Man In A Suitcase


Tokyo, Japan

For six years running I made an annual pilgrimage to Tokyo. It seemed there was always a trade show or seminar or training session that requires my peculiar skills. A visit to Japan is a fine chance to indulge my fascination with technology and with varieties of architectural style. Here are a few examples of the latter.

The building on the left is part of the Tokyo government complex in Shinjuku. Shinjuku train station is the busiest in Tokyo, in part because of buildings like this one. On the west side of the station are many more enormous government buildings, offices, hotels, huge department stores and shopping complexes like the one at right and a whole lot more.

East of Shinjuku station is an area called Kabuki-cho, home to Tokyo's sleazier and cheesier side. Here you will find hostess bars, casinos and a lot more interesting stuff that the locals never show me. Although they certainly tried; walk around here with a camera on a Saturday night and you'll be amazed at the services you'll be offered.

On the left is the Meiji Shrine, the burial place of the emperor under whose reign Japan took on the centralized government it still enjoys (if that is the proper word) today. The Shrine is an oasis of peace; during the long walk from its entrance at the edge of Harajuku to the Shrine proper you could almost forget the noise and insanity that are Tokyo. At the right is Budokan, famous for rock concerts and martial arts events. (These are two separate categories.) The day I was there it was full of students of kendo, which is interesting if you like to watch people try to hit each other with sticks.

A five hundred year old pagoda in the garden at the Four Seasons Hotel. The hotel is attached to Chinzan-so, the place to hold a wedding ceremony in Tokyo. In addition to the pagoda, the garden has stone lanterns that are a few hundred years old. There must be something profound in the fact that the Japanese make lanterns out of stone and shrines out of wood and we do it the other way around. I just wish I could figure out what it is.
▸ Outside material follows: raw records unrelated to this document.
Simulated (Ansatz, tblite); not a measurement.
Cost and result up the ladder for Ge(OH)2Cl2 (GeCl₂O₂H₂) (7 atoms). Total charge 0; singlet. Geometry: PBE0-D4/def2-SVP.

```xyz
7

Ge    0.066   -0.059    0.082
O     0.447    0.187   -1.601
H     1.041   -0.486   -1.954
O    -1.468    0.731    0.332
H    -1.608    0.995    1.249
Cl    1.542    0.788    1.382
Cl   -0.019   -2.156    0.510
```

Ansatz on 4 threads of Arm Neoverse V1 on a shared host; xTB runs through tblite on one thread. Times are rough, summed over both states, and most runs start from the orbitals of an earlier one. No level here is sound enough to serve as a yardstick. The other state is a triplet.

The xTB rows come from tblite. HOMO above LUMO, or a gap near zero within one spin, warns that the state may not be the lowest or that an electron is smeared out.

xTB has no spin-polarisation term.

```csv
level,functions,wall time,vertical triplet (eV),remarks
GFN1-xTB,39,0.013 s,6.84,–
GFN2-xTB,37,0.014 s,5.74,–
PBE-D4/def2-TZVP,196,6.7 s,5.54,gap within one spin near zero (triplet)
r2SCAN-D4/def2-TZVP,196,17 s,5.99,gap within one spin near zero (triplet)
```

On one of my visits I worked Sun's booth at CASE Japan, a trade show that was held on the top floor of a shopping mall in Ikebukuro. I spotted this game center a few blocks from the show on the way to the mammoth Ikebukuro subway station. There's something about a modern building with a cave entrance that appeals to me.

Two of my favorite neighborhoods in Tokyo are a study in contrasts. At left is Akihabara, an audio-, video- or computerphile's dream. Block after block of televisions, sound equipment, computers, cameras, cell phones, software of every kind - to a Westerner this is modern Japan. At right is Asakusa, home to an important shrine and, equally interesting to me, the kind of shopping you don't find at Akihabara. Here is all the touristy junk: the cheap toys and plastic samurai swords, handkerchiefs with subway maps or sushi menus printed on them and all kinds of strange and interesting foods. Where else do they make dessert cakes filled with beans? (Why is another question entirely.)

My first exposure to the wonder that is the Japanese department store took place in the Ginza. This is a great place to window shop and to people watch. It's also a place whose similarity to mid-Manhattan is so great that the differences are even more pronounced. Walk into a major store to use their facilities and be confronted with illustrated brochures touting their opulence. (I couldn't read the Nihongo text, although the title The Toilets of Ginza was plain enough.) And I'd love to understand the thinking behind the billboard on the building at right. Just what is a giant bagel doing so high above the Ginza? And is its significance so obvious to the locals that it needs no explanation in Japanese or English?

Every hour on the hour clocks like the one at left pop open all over Tokyo. Inside are electromechanical performers that even Disney might admire, putting on performances for passersby. There's something appealing (I almost said striking, but would never stoop to a pun that obvious) about the knowledge that people around the city are all enjoying little Seiko concerts before continuing on their way. The clock at right eschews such presentation; it glories in its mere existance, a fitting adornment for the interior of one of Seiko Epson's office buildings in Shinjuku.

It took seven trips to Japan before I finally got my first glimpse of Mt. Fuji. We were on our way to Kyoto aboard the Shinkansen, the famous bullet train that may not be quite as fast as Europe's high speed trains but is, in my limited experience, far smoother. I captured the picture at left as the train previous to mine was pulling away from the station. The one at right was taken at 250 kph, around 150 miles per hour for the metrically deprived. Perhaps some day I'll have the chance to view the mountain at a more leisurely pace.